The UCS S3260 is second-generation technology based on Cisco's C3160 rack server, which was released in 2014. The UCS S3260 has up to 600 TB of storage capacity, 90 TB of solid state drive flash, cache acceleration capabilities, and provides scaling with Cisco's UCS Manager software and unified input/output (I/O) connectivity for any type of storage.

Patrick Cronin, co-founder and principal of Kovarus Inc., a San Ramon, Calif.-based solution provider and Cisco partner ranked No. 104 on CRN's 2016 Solution Provider 500, said the UCS S3260 allows Cisco to attack a market where competitors don't own as broad of a portfolio.

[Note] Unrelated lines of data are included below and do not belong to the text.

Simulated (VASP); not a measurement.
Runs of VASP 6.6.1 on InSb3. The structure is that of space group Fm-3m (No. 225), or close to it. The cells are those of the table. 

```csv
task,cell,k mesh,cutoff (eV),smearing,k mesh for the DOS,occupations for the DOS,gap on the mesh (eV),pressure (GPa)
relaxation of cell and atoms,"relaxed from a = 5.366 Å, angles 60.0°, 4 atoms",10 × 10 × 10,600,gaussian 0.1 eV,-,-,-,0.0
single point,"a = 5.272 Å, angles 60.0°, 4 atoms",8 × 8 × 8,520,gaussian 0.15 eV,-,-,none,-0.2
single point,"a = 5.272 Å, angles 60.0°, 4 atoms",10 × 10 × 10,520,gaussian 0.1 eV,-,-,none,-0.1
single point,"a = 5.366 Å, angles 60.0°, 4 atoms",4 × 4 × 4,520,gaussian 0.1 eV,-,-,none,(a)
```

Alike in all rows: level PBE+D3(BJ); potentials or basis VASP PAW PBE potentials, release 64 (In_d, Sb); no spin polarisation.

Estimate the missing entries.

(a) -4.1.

"They have a fantastic opportunity to attack the market," said Cronin. "There [are] not that many good players in this market. So based on where Cisco is as far as a company and what they can do from an engineering perspective to drive this S-Series into the market -- not only from a marketing and sales perspective, but as well from an engineering perspective and attaching their other products – it's a great play."

Scott Mohr, data center lead for Cisco's Global Partner Organization, said the new offering also enables channel partners to "attack a large refresh and install base" of existing Cisco UCS customers.

"We have a large install base out there for UCS, and we've created something here that our partners can drop right in there and be involved in even more conversations in terms of workloads and things they can do for customers," said Mohr.

The company will expand the S-Series portfolio sometime in 2017, according to Mohr, with the UCS S3260 being the anchor.

The UCS S3260 addresses the needs of data-intensive workloads such as big data, streaming media and collaboration applications, as well as in deploying software-defined storage, object storage and data protection offerings, according to Cisco's Mohr.

"We're solving the challenge that [customers] have for building these types of storage platforms on x86 [servers] on-premise, but we're also providing the connection out to the public cloud when customers need it," he said. "So you end up with this hybrid approach across our portfolio."

The UCS S3260 has a long-term total cost of ownership savings of 56 percent over Amazon Web Services' Simple Storage Service (Amazon S3) with regard to active data in a three-year analysis of the S-Series versus the AWS S3, according to Cisco. To house 420 TB of cloud storage for three years on Amazon S3 costs around $550,000, compared with about $250,000 to house the data on the on-premise S-Series, Cisco said.

"A lot of customers really end up being surprised by the cost of active data in the cloud, and it’s something we're trying to draw attention to. There's a perception that the cloud is not only faster, but also a lower cost versus on-premise and that's just not the case," said Brannon.

The S-Series is a different direction from the company's Invicta storage strategy, according to Brannon. Last year, Cisco closed its Invicta storage business, which was based on its 2013 acquisition of Whiptail.

"This is a sharp contrast to centralized storage or array-based storage. This is really all about server-based distributed applications … these are all workloads that are going to land on x86 versus a SAN or centralized storage type of architecture," said Brannon. "This is very much a platform play. We're not offering this as a storage device, we don’t have our own stack that we're bundling here. … This is a horizontal platform play."

The UCS S3260 will become available for partners to sell starting Nov. 7.

The networking giant also launched the next generation of its ONE Enterprise Cloud Suite at Cisco Partner Summit in San Francisco Tuesday.

The hybrid cloud software provides "freedom of choice" for application teams and delivers a self-service portal that can be tailored for end users and application developers, said Cisco.

The ONE Enterprise Cloud Suite includes infrastructure automation, service management, cloud management and big data automation. The suites, which can be used singly or in any combination, have annual subscription licenses in one-, three- and five-year options.

Kovarus' Cronin said he plans to utilize all four of the suites as his customers are seeking inexpensive and efficient platforms. "All of those packages are components of that … all of these are absolutely things customers need, it just depends on what they're doing with it," he said.

Cronin said although Cisco's public cloud strategy is still unclear, the networking giant is heading down the right path with a hybrid cloud approach.

"There's kind of a point of diminishing return of everything going in the cloud," said Cronin. "Cisco's certainly going down the right path as far as building these products and solutions for the private cloud."